Statue created by Gilles CUDEK and Maya ENEVA, sculptors in Nantes
Public statues can be found everywhere in our fair city. Whether they’re standing tall in squares, parks, or on top of public buildings, they watch us and communicate the messages and values their makers had imbued them with. But what would happen if they left their pedestals and shook up the town?
Olivier Texier devotes his time to drawing absurd illustrations and comics filled with bizarre and unreasonable characters. Armed with only a pencil and a battalion of sculptors, he plays a game of “copying” some of our statues to a life-size scale of 1:1, thus freeing Generals Cambronne and Mellinet from their martial posturing. He also offers the feminine allegories of Nantes and the Loire a chance to come down from their monumental fountain in Place Royale and discover a city and river they’ve been embodying for nearly 160 years.

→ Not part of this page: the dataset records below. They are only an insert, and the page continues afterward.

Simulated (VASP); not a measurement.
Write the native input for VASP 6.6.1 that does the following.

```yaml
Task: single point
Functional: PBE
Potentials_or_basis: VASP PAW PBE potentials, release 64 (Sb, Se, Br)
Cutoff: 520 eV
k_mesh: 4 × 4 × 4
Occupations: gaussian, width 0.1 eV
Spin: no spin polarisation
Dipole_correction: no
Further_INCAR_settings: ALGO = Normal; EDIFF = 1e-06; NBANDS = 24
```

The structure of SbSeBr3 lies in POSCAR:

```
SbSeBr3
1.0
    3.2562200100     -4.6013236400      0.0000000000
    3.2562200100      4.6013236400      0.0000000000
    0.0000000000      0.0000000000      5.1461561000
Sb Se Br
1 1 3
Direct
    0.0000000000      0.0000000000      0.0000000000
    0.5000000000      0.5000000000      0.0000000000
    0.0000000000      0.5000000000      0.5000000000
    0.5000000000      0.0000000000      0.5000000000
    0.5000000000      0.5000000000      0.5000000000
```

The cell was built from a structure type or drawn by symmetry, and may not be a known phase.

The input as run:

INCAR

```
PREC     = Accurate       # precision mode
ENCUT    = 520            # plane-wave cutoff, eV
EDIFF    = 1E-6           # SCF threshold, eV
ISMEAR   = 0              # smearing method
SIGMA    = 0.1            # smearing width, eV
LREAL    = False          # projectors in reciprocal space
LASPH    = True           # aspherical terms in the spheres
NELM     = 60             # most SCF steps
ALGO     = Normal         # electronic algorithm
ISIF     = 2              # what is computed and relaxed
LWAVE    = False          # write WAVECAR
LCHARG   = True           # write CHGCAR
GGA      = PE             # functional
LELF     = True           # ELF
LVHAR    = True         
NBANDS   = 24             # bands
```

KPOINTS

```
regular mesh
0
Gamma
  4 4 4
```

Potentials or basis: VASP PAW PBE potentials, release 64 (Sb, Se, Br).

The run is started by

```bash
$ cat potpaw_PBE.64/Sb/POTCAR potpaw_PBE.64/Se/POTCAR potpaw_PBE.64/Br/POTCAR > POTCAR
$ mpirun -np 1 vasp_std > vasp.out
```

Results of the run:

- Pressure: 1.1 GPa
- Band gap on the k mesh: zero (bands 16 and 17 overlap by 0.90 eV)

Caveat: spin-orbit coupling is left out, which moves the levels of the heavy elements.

Allégorie de Nantes (1865), Place Royale
Daniel Ducommun du Locle, marbre
Towering over the monumental fountain in Place Royale, which symbolizes Nantes’ river and maritime vocation, this allegory of the city is represented upright in drapery, wearing a castle for a crown.
This is a statue of Amphitrite, the goddess of the sea, who would normally be recognizable by the bronze trident of her husband Poseidon/Neptune that she once held in her right hand.
Today, the trident is missing after first being stolen by a student in May 1968, then replaced many times by copies until 2007, when it was permanently removed following yet another theft that left the statue’s hand broken. In her left hand, Amphitrite clutches a caduceus, also known as a Staff of Hermes, in reference to the city’s motto: “May Neptune favour the traveller.”
Olivier Texier was born in 1972 in Nantes, where he lives and works. He has collaborated with almost all French-language graphic novel publishers, from Les Requins Marteaux to Delcourt, by way of Cornélius and Le Dernier Cri.